Re: [DISCUSS] Lineage improvements and standardization of operator signatures

Bolke de Bruin Sun, 26 Jan 2020 05:01:26 -0800

Hi All,

Thanks for all the responses! Couple of additional thoughts.

It is the intention to have all Operators lineage aware. In that way
lineage is built in so that a developer does not have to do anything. In
its most simple form it will then just record the inlets and outlets to
that particular operator but you won’t need to  ‘do’ anything with it. That
makes using it within your dag optional but readily available, but not
required. That makes that I am not in favour of having a “set_inlets” and
“set_outlets” as an after the fact meta thing as it requires keeping stuff
in sync again. That defeats DRY. The overloading of operators I do like
(and I already have a local implementation of) and it was my intention to
use a pipe for that (|) so it would be something like

File(url=“http://www.google.com”) | task1 | task2 > File(url=“
file:///tmp/out”)

In this example you define your first Inlet as File which task1 picks up.
Task1 has outlets which are then made available to task2 (but unspecified
by the user) which has a user defined outlet File. This format is more
“unixy” for people used to the command line. Challenges will be when a task
has multiple inlets/outlets that are not directly used downstream. But
there we could use the builder pattern.  Finally, for the builder pattern I
really do not want to have the mapping needed to be kept in sync by the DAG
developer. It is okay for non lineage aware operators, but for lineage
aware operators this shouldn’t be there - it should be inside the operator.

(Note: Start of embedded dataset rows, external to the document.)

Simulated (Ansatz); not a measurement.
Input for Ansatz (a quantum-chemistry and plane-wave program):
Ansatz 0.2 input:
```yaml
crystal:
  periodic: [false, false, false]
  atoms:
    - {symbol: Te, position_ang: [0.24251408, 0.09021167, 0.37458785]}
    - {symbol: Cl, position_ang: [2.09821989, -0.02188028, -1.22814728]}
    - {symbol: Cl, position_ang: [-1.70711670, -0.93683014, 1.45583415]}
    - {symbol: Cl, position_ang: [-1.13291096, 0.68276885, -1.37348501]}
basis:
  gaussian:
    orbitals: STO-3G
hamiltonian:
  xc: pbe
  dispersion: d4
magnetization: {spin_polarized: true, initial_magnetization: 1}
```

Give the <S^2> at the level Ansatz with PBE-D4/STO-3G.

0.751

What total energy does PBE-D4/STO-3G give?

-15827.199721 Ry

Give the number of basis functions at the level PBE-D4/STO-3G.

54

I agree with Jarek that Gerard’s idea is a bit further down the line. Yes
it would be awesome to be able to work with data dependencies along side
task dependencies in Airflow, but we need a good foundation for that. The
lineage capability  will hopefully provide that foundation, but it solves
other issues as well.

For the API @Tao yes the new API is actually almost equal to what Amundsen
expects. It is completely independent from Atlas. I do intend to re-enable
to push based API. Also external enrichment is on the list so you could do
something like:

File(key=“qualified_key”, external=True) or which would pickup the
information it needs from the external lineage system.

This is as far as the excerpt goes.